Not many people would agree with most things that come out of Morrissey’s often controversial mouth, until he starts to sing that is; we’re then looking at a whole different kettle of fish.
Renowned for being a great songwriter of some thirty five+ years standing, Morrissey’s lyrics have resonated with a generation, and beyond. Seeing him in concert is always a joy; when he turns up, and isn’t campaigning about his vegetarianism or complaining either a lack of heating or actually about being there, of course.
But such trivialities aside, when he stands on stage to perform he doesn’t merely sing his songs, he gives a little of himself to them, and therein lies the magic.
I was lucky enough to be invited along to see Moz perform at arguably one of the most prestigious venues in London, the Palladium, on Saturday night. The grandeur of the venue added a different dimension to previous Morrissey gigs, which have mostly (for me) have been at the Brixton Academy. One of these occasions being the night of the last riots there, where disaffected youths were venting their collective spleens about the latest government outrage, of which there have been many. However I digress…
This gig was part of Morrissey’s first large UK tour since 2015 and has taken in Leeds, Dublin, Brighton, Aberdeen and Glasgow, Newcastle, Birmingham, Bristol and a few London dates at not only the Palladium but also Brixton Academy, the Royal Albert Hall and Alexandra Palace. Notably there have been no dates in his native north west of England; neither at Liverpool, or more notably at Manchester and one can’t help but wonder why this is.
Instead that great Northern town with so much to answer for, is being treated to a “Viva Morrissey” gig instead, the tribute band to The Smiths and Moz who have a gig on 9th June in which they celebrate thirty glorious years of Moz.

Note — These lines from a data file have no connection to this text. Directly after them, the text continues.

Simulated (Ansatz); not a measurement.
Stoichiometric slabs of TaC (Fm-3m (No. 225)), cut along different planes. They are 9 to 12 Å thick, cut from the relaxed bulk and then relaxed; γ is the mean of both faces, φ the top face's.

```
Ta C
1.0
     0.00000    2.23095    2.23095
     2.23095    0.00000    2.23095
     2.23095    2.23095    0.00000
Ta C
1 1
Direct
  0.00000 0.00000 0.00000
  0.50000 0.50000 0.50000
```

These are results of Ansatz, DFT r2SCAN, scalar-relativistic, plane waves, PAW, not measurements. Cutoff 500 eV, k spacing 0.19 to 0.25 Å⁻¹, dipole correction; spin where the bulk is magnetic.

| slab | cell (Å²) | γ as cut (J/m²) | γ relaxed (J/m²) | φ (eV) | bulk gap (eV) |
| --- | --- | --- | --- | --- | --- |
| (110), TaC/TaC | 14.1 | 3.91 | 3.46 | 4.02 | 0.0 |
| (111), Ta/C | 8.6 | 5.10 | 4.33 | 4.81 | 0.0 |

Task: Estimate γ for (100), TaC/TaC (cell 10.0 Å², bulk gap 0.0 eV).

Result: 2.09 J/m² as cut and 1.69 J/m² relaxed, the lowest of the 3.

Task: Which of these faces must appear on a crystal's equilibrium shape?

Predictably the set list included a number of songs off his latest album “Low in High School” released in October last year, as well as a disappointingly small amount of old favourites from his own back catalogue and of his former band, The Smiths. “How Soon is Now?” was a personal highlight as was his cover of old friend Chrissie Hynde’s band, The Pretenders “Back on the Chain Gang”.
For me, there was not enough of his extensive and varied back catalogue to keep the energy going. There were too many slower songs off the current album, which seemed to lose some of the momentum. Just as things seemed to be picking up towards the end, with “Last of the Famous International Playboys”, there was an expectant pause and then the house lights unceremoniously went up. There was quite a bit of stage invasion towards the end of the gig, and some kind of brouhaha towards the front which quite possibly contributed towards the abrupt ending. Who knows?
All in all a slightly disappointing gig for me, although there’s no disputing Moz has a loyal following and there’s a tangible bond between him and the audience which is a rare commodity. Viva Moz!